More word zeppelins in today’s strip… Not as bad as yesterday, but still, get your bookmarks out, folks!

You know, this is actually one of TB’s tidiest retcons, probably because it is one of the very few intentional ones he’s ever undertaken. It takes the original scene and changes its context (slightly) by depicting a previously unseen scene. Tidy. The pieces actually fit together. There are no loose ends, deleted original context, or unresolved conflict with the originals scene. See? That’s not so hard.

Heck, as a bonus it even (unnecessarily but adeptly) explains a silly detail from the original scene, why Les has a camcorder and this Hari Seldon story readily at hand as if he was waiting for Lisa to lament about all the things Summer she will never get to experience. Turns out, he pretty much was just waiting on the chance to whip that camera on out.

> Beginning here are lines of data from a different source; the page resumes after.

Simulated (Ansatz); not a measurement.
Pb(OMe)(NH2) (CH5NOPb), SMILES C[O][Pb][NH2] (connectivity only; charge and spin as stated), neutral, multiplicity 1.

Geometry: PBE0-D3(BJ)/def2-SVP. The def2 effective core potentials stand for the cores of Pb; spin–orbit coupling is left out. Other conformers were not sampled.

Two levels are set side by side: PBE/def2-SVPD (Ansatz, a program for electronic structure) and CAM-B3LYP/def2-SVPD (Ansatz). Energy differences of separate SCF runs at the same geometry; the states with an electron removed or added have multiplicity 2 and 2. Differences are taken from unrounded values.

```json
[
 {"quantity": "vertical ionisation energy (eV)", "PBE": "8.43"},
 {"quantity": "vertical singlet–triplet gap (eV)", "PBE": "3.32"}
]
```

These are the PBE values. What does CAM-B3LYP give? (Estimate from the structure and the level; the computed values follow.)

Tidy as it is, this retcon was no more entertaining or less irritating because of it. In fact, it makes the origin story of the Lisa tapes tremendously off-putting. The focus shifts away from the impending reality of Summer growing up without a mother seen in the original scene to the needs of Summer’s nogoodnik parents… First, Lisa wants to record the tapes so she can live vicariously through Summer’s adolescence in her imagination. Then, Crazy and Lisa hatch this cockamamie plan to let Les take credit for the idea to record the infamous tapes, which only soothes his ego and bolsters his hero complex. These people are awful and I hope I never wind up sitting next to any of them on an airplane.